Energy Concept

Ventilation Concept

The low-tech ventilation system for the renovation part of the coLLab project consists of decentralized trickle vents to ensure a hygienic air change rate year-round. These trickle vents are intelligently combined with a heating element to pre-heat the supply air in winter (“pre-condition through buffer tank” and “pre-condition through solar chimney”). A solar chimney is used to naturally exhaust air out of the building through thermal buoyancy. At the top of the solar chimney an air to water heat exchanger is placed and connected to the supply air heating element via a run-around coil heat recovery system to pre-condition the supply air in selected rooms. In the rest of the rooms, the pre-conditioning element is supplied with warm water from the buffer tank. During shoulder seasons and in summer the heat exchanger in the solar chimney is bypassed and natural ventilation is boosted. The non-load-bearing pillars of the façade of the existing building are replaced by vertical ventilation flaps that allow for nighttime flushing without endangering the safety of the building.

For the ventilation concept, the system with decentralized Supply Air Heating, Solar Chimney as Exhaust Fan and Run Around Coil Heat Recovery System) was chosen for implementation, as it requires the least HVAC equipment and the lowest overall energy demand according to a simulation study.

The residential modules of the extension feature cross-ventilation from the operable windows and are not connected to the solar chimney. In summer the supply air is adiabatically cooled with a water feature in front of the window. 

PV System

The GRID is the basic architectural construction and is based on the existing building. It is a constructive skeleton, which is adaptable in size depending on the existing building and its load bearing structure.

The spaces between the wooden structure of the GRID are filled with organic PV modules (OPV), which function as shading elements and generate electricity renewably. They are automatically scaled and distributed based on simulation results in accordance with the greatest benefit for indoor comfort. On the roof of the residential modules, monocrystalline PV collectors are placed.

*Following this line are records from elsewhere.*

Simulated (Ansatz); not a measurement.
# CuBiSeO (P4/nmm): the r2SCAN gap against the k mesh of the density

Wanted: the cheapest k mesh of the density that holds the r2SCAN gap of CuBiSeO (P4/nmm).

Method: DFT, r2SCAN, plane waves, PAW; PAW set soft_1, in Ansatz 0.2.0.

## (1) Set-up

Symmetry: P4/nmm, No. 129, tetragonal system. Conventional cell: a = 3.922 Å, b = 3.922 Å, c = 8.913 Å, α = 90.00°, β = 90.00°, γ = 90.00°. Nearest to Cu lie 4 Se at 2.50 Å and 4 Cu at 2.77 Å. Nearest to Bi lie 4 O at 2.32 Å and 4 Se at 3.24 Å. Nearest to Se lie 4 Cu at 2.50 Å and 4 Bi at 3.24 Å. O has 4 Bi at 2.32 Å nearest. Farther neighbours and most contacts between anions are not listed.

In addition to the OPVs, the PV system also consists of monocrystalline silicon-based photovoltaic modules placed on the roofs of the extensions. If there is electric yield, the priority is to directly cover the existing building demand. If there is surplus afterwards, it is fed into the battery for later use. When the battery is full, the electricity is fed into the grid. An increased self-consumption rate of solar power reduces the decentralized feed in energy into the grid during peak hours. Hereby, the control complexity to maintain the target frequency in the grid is reduced. If the building demand cannot be met by means of the battery or direct use, electricity is extracted from the grid.

Heating and DHW

The main part of the heating and DHW demand is covered by two 40 kW cascading brine/water heat pumps in bivalent-parallel operation with wastewater as the environmental heat source. Even without the power needed for the heat pump, the electricity demand of the building significantly surpasses the yield generated by the PV-system. Therefore, the heat pumps are operated heating demand driven, eliminating the need for a large puffer tank. The heat pumps operate parallel since the temperature of the wastewater is constant year-round (12°C). A COP of around 7 is maintained, even on cold days with high loads. For smaller loads, only one heat pump, and for higher loads two heat pumps are running. Peak loads are covered by the existing district heat.

If there is solar power excess, and all other building electricity demand has been met, the heat pump is operated, regardless of heating demand. This mainly happens during shoulder seasons and in summer. The generated hot water is stored in the puffer tank and used for domestic hot water production in the residential modules that make up most of the domestic hot water demand. The hot water from the buffer tank is used to supply decentralized fresh water stations in each module. The energy is passed to the incoming fresh water via a heat exchanger. If the desired temperature level is not met, the DHW is further heated electrically. Since the DHW water volume after the fresh water station is less than 3 liters and only heated according to demand, no further legionella protection is required. In the existing building, there are only a few taps (café, tea kitchen) that require domestic hot water. Therefore, electrical decentralized instantaneous water heaters are installed here.